Emma Göransson explores human relationships to natural and cultural landscapes over time. Through installations, interventions and objects, she reflects on philosophical ecology and living conditions for people, animals and plants, often from Sámi perspectives. Her art has a strong sense of materiality, with references to traditional textile crafts, archeology and architecture. Experiences of spatiality are always in focus, whether it is a large-scale critique of our current civilisation from a power perspective or quiet reflections on the psyche and natural landscape.
In recent times, the Sámi origins of Göransson’s family have come to add depth to aspects of her artistic work. The strong connection to nature, landscape and time has roots in the Swedish indigenous peoples’ cultural traditions, livelihood systems and world views. All people share this deep-rooted experience, but with the Sámi, the nomadic and semi-nomadic attitudes are only a few hundred years back in time, compared to the 3-5000 years of agricultural cultures.

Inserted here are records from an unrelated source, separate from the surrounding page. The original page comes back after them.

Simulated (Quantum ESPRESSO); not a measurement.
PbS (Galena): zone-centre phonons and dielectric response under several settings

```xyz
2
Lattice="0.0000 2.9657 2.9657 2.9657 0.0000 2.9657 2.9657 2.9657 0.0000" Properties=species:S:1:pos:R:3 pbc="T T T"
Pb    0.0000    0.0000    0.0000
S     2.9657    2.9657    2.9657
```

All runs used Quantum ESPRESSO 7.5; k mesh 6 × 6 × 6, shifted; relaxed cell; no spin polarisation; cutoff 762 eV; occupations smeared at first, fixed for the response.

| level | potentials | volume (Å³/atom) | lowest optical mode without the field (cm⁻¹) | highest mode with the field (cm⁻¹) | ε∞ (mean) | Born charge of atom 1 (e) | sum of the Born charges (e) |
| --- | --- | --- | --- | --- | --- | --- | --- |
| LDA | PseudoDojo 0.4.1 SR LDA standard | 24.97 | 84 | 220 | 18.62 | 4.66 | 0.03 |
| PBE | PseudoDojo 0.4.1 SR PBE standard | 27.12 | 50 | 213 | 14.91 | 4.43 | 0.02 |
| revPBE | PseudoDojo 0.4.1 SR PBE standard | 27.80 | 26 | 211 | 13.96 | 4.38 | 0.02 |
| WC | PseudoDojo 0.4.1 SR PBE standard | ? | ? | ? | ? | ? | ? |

The work Porträtt av ett fjäll (Portrait of a mountain) is based on the Marsfjäll in Vilhelmina. It was Göransson’s Sámi grandmother’s favourite mountain. Her grandmother moved away from her childhood environment and became an urban Sami who outwardly appeared to deny her origins. The installation is made up of four monumental sheer embroideries in white on white, interpretations of maps of the Marsfjäll in snow. The embroideries frame rough maps of sorts that are sewn in birch bark and hemp string that lie on the floor. These are reminiscent of a world map where the continents are moving apart. Or are they in fact close to meeting?